In this article, the author analyses the characteristics of the new political constitution of the state, passed after Evo Morales took office as the president of Bolivia. This new con-stitution redefines the concept of the state as well as that of citizenship from a plurinational, multicultural and communitarian perspective. The development of liberal rights, obligations and guarantees is combined with grassroots indigenous claims, which are thereby included in the new legal and institutional framework. Hence, the notion of an interventionist, welfare state that protects natural resources takes shape, which incorporates the ways and practices of first peoples and nations into its institutional life. The state thus becomes a tool for equitable, sovereign and sustainable development.

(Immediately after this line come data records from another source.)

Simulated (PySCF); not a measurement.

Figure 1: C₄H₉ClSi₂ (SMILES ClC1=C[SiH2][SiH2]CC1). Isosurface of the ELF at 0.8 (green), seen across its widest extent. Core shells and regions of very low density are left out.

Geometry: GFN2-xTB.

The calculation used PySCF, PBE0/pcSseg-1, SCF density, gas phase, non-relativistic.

Raúl Prada Alcoreza - Professor and Researcher. Coordinator of Doctorate Studies on Epistemology at the Universidad Autónoma Gabriel René Moreno. Member of the Research Group La Comuna.


...

The characterisation of the Bolivian state as a social unitary state of plurinational and communitarian law is new; this broad and complex description is not found in the old constitution. The characterisation of the state is a thorny subject. It articulates the legal sphere with political urgencies, and the social unitary rule of law with its plurinational, community and intercultural nature, ratifying its condition as free, independent, sovereign and democratic. It is founded on plurality and pluralism that operate in distinct spheres: political, economic, legal, cultural and linguistic. It is based on the recognition of the pre-existence of the originary indigenous peoples and nations, which implies the recognition of their right to self-determination. The characterisation of the state offers a description of the Bolivian people in its diversity and multiplicity, identifying its multicoloured composition with respect to nations, classes(1) and social strata, scattered around the cities and the countryside. The characterisation of the state describes a democratic and participatory government, and opens up multiple types of direct, universal and communitarian representation. It also combines the cultural values of originary peoples and nations with liberal principles. This composite understanding of the characterisation of the state includes liberal constitutional developments and is enriched by the indigenous contributions of new constitutional and political forms.

A constitution for the transition

One might say that the new political constitution of the state is a constitution in transition. It is the passage from a social and unitary state to a plurinational one; from a state that gave up on federalism after the war at the end of the 19th century and the beginning of the 20th (called the Federal War) and chose unitarianism. A state that, after the Chaco War, built a populist state, consolidating it as a Latin American-style welfare state during the twelve years of the National Revolution (1952-1964). The unitary and social nature of the state, then, is a legacy of the past. This is how Bolivia approached modernity. What is new in the new constitution is its plurinational and communitarian nature, its administrative decentralisation and its system of autonomies. Its plurinational nature is related to a decolonising dimension that points to the deconstruction of the republican, colonial and liberal state. It is related to the recognition of the existence of originary, indigenous nations prior to colonisation; that is, the recognition of the demographic matrix of the Bolivian people. Bolivian people are noteworthy for their ethnographic and sociological diversity. State pluralism, which is also a pluralism of nations, is a substantial improvement in democratic pluralism, constructed on the basis of collective identities and political communitarianism. The communitarian nature of the new constitution is based on the recognition of the cultural institutions that give form to the behaviours not only of rural communities, but also urban ones. We speak about the ayllus, the tentas, the capitanias, the organising structures that give meaning to migration, migrant settlements, holidays, festivals, challas, rituals and ceremonies, where collective symbolism lies. An initial conclusion could be the following: the new constitution represents a transition from the unitary and social nature of the state to a plural-national and communitarian one.

It is also a constitutional transition, as developments in liberal rights, obligations and guarantees are combined with constitutionalised indigenous demands, and with legal and political forms that give a constitutional framework to the process of nationalisation and recovery of natural resources. In other words, it does not cease to be a liberal constitution, albeit in a pluralist version, incorporating four generations of rights: individual rights, social rights, collective rights and environmental rights. It is also an indigenous and popular constitution in that it incorporates the indigenous nations’ and peoples’ own institutionality, their own structures and practices. In the same way, it is a constitution that recognises the fundamental role of the public realm as an interventionist, welfare and industrialising state.